The Socceroo's hand signal that outraged Scottish fans

Ryan McGowan reaches for the ball in the Socceroos' game against the Netherlands. Picture: REUTERS

Ryan McGowan reaches for the ball in the Socceroos' game against the Netherlands. Picture: REUTERS

To millions of football fans watching Australia play the Netherlands in Brazil, it would have been a meaningless, barely noticeable gesture.

But for supporters of Hibernian, one of Edinburgh's two professional football clubs, it was an outrage.

Ryan McGowan, who set up that Tim Cahill goal in Australia's eventual 3-2 loss, was seen making a "5-1" gesure behind his back during the World Cup match. He extended all five fingers on his right hand, and the index finger of his left. 

But what does it mean?

The gesture goes back to a 2012 Scottish Cup final between Hibernian (Hibs) and their arch nemesis Heart of Midlothian (Hearts) - McGowan's team until last year. Both teams were founded in Edinburgh in the 1870s and their rivalry is one of the oldest in the sport. Informally, their matches against each other are called the Edinburgh derby.

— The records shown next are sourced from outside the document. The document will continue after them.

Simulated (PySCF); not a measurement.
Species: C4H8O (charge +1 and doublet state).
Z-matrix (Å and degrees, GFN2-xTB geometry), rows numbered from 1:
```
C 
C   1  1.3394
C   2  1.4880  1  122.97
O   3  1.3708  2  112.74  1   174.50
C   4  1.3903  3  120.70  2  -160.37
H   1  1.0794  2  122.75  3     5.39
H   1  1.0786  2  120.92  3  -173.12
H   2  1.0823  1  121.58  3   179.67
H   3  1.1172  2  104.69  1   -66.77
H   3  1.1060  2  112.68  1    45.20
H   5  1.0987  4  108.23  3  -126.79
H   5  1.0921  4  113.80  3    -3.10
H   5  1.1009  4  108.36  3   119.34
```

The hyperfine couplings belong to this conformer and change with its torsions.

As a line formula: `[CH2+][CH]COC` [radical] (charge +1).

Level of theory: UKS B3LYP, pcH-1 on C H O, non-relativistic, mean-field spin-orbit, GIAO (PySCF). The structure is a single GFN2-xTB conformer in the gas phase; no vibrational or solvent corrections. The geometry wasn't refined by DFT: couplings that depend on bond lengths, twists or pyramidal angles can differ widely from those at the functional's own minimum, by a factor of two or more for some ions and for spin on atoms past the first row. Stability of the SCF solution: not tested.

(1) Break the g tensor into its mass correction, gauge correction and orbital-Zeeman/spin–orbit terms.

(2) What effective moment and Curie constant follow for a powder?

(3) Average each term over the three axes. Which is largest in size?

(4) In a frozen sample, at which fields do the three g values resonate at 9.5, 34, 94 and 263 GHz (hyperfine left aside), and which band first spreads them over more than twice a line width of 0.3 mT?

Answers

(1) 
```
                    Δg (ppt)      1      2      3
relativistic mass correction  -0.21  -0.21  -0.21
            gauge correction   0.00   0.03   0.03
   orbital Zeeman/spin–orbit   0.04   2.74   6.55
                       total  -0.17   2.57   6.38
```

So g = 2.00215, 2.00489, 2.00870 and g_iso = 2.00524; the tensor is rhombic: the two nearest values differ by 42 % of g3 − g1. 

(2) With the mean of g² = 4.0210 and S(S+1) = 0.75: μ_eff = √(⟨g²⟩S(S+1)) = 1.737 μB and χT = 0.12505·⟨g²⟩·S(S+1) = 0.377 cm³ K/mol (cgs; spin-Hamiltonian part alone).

The teams have met only twice in Scottish Cup finals, in 1896 and 2012. Both clashes resulted in a Hearts victory; the latter was an infamous 5-1 thumping.

McGowan's gesture, out of place though it may have been, delighted Hearts fans.

The gesture was used by thousands of Hearts fans, and even celebrities, in the aftermath of the 2012 match, Scottish newspaper The Scotsman reported.

McGowan, who unexpectedly played in Brazil after Ivan Franjic suffered an injury, says his performance has improved significantly under Australian coach Ange Postecoglou.